[Date Prev][Date Next][Thread Prev][Thread Next][Date Index][Thread Index]

Re: Registering a charset alias



On Wed, 19 Aug 2009 22:35:43 +0200, Shawn Steele <Shawn.Steele@microsoft.com> wrote:
> I'm not sure they're easy to find, I stuck a list of aliases that .Net  
> uses at  
> http://blogs.msdn.com/shawnste/archive/2009/08/18/alternate-encoding-names-recognized-by-net-ie.aspx
>
> http://msdn.microsoft.com/en-us/library/system.text.encoding.getencodings.aspx  
> has a list of the names that .Net calls the various encodings (webname)

Very cool, thanks!

So if I understand this data correctly IE does not treat ISO-8859-1 and Windows-1252 the same? That is not my experience, but maybe I do not understand the code pages concept good enough.

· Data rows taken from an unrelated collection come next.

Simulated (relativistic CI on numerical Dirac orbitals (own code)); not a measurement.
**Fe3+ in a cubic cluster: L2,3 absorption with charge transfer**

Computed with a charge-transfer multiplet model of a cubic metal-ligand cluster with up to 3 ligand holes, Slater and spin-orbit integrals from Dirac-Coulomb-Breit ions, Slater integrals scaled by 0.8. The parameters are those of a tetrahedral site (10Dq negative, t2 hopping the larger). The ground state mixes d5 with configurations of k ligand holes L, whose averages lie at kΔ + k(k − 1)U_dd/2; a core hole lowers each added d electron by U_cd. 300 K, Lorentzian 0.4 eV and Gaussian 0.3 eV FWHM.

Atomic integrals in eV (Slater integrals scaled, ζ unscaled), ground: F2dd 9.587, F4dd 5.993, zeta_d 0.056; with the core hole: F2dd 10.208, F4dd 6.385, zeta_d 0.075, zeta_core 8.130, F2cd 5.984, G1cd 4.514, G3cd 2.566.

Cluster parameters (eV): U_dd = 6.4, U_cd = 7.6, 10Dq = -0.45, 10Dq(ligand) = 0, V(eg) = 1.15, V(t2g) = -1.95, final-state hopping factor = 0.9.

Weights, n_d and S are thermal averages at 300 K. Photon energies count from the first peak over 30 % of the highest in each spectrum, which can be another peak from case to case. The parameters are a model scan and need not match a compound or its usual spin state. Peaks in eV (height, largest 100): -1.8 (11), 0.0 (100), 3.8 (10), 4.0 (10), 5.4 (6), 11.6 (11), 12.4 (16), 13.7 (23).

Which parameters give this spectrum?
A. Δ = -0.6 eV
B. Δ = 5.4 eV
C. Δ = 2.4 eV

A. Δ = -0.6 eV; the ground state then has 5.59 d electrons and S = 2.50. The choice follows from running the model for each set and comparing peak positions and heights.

> Note that IE's code page detection is pretty fixed and we're suggesting  
> use of UTF-8 for new content, it's unlikely that any additional aliases  
> would be added or changed in many significant ways.

Understood.


> I think most of our encodings don't lend themselves to the superset  
> concept.  There're probably variations for individual code points even  
> in closely related code pages.  GB18030 might be an exception there.
>
> I'd much rather have the community push for UTF encodings rather than  
> trying to do perfect detection of imperfect code pages.

I agree that we should get everyone to use UTF-8.

This effort is not about new content however, it is about dealing with the vast amount of legacy data around and allowing new clients (and existing) to properly handle the content without having to reverse engineer the market leader.


> Even when names  
> are identical there are still unique quirks of different systems with  
> various code pages.  Sometimes it's just a code point difference, other  
> times it's a bigger problem.

I do think it would help a lot if this was publicly documented.


-- 
Anne van Kesteren
http://annevankesteren.nl/